Women sell vegetables and fruits on the roadside in Nairobi, Kenya, June 19, 2008. REUTERS/Antony Njuguna

By Svetlana Kovalyova and Veronica Brown

MILAN/LONDON

(Reuters) – World food prices eased in April after rising in the first quarter of this year, the United Nation’s food agency

said, but inflation worries are still simmering as soybean prices climb.

Women sell vegetables and fruits on the roadside in Nairobi, Kenya, June 19, 2008.

REUTERS/Antony Njuguna

Record high food

prices last February helped to fuel the Arab Spring uprisings in the Middle East and North Africa. Prices receded in the

second half of 2011 but the uptrend resumed in January.
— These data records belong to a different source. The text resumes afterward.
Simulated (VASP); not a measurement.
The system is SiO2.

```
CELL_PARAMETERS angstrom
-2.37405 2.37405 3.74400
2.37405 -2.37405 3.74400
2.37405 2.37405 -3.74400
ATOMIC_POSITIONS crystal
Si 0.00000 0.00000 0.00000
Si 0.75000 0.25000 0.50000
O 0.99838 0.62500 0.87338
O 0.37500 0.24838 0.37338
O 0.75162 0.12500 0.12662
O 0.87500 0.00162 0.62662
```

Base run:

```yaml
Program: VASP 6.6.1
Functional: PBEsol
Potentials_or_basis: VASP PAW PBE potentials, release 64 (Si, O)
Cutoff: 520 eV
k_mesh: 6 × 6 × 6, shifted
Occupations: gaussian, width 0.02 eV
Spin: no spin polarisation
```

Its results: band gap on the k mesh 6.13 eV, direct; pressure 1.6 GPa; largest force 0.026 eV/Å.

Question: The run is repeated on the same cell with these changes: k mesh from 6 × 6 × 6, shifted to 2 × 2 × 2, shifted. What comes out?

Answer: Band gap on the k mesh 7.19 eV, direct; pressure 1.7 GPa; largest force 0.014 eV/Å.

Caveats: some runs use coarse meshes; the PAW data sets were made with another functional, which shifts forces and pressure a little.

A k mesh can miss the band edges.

The FAO Food Price Index, which measures monthly price changes

for a food basket of cereals, oilseeds, dairy, meat and sugar, averaged 214 points in April, down from revised 217 in March,

the UN’s Food and Agriculture Organisation (FAO) said on Thursday.

Yet soybean prices – at their highest since July

2008 – are likely to rise further due to tight supplies, driving corn prices higher, the agency’s senior economist

said.

The index drop reflected a 2.5 percent month-on-month fall in maize prices, a 1 percent fall in wheat and a 5

percent drop in sugar prices, which offset a 2.2 percent rise in vegetable oils fuelled by soaring soybean

prices.

“You would see prices most likely remaining under downward pressure in the next couple of months,” the FAO’s

senior economist and grain analyst Abdolreza Abbassian told Reuters, adding that weather remained a critical

factor.

The index seems to have stabilised at a relatively high level of around 214 points, the FAO said in a monthly

update.

Last week, the World Bank said costlier oil, strong demand from Asia and bad weather had been pushing up

global food prices, adding that if current production forecasts for 2012/2013 do not materialize, prices could reach higher

levels.

U.S. soybean futures, one of the major drivers on international grain markets in the past few months, have

been fuelled by continuous purchases from China, the world’s largest buyer.

“For the (FAO) index, the conditions

associated with oilseeds especially have been supportive,” Rabobank senior commodity analyst Keith Flury said.

BIGGER

CROPS, TIGHT MARKET

While record total cereal crops are expected this year, strong demand coupled with low initial

stocks are likely to lead to tight supplies of coarse grains and soybeans which would support prices, the FAO said in its

Food Outlook.

The FAO has cut its outlook for the world new crop wheat output to 675 million tonnes from an earlier

forecast of 690 million, down 3.6 percent from last year, citing output falls in Ukraine, Kazakhstan, China, Morocco and the

European Union.

International wheat prices in 2012/13 are expected to average lower than in the previous crop year,

despite smaller crops and shrinking stocks, due to a fall in consumption and large export supplies, the FAO

said.

World cereals output is expected to rise in 2012/13 crop year by 1.1 percent to a record 2.371 billion tonnes,

boosting closely watched stocks by 1.7 percent to 524 million tonnes at the end of the 2012/13 seasons, the agency said in

its first forecast of new grain crops.

Coarse grains production is seen rising 3.7 percent to 1.207 billion tonnes,

driven by a 4.1 percent increase in maize (corn) output to 916 million tonnes, the agency said citing preliminary

forecasts.

But the coarse grains market is set to remain tight due to very low level of stocks, providing further

support to prices, it said.

World prices of oilcrops and their derived products, which have been rising since the

start of this year, are likely to remain firm due to an increasingly tight supply and demand situation of the current season,

it said.

World soybean output is estimated to fall 9.5 percent to 240 million tonnes in 2011/12 year and the

likelihood that soybeans would have to compete for cropland with maize, especially in the United States, in 2012/13 adds

further support to prices, it said.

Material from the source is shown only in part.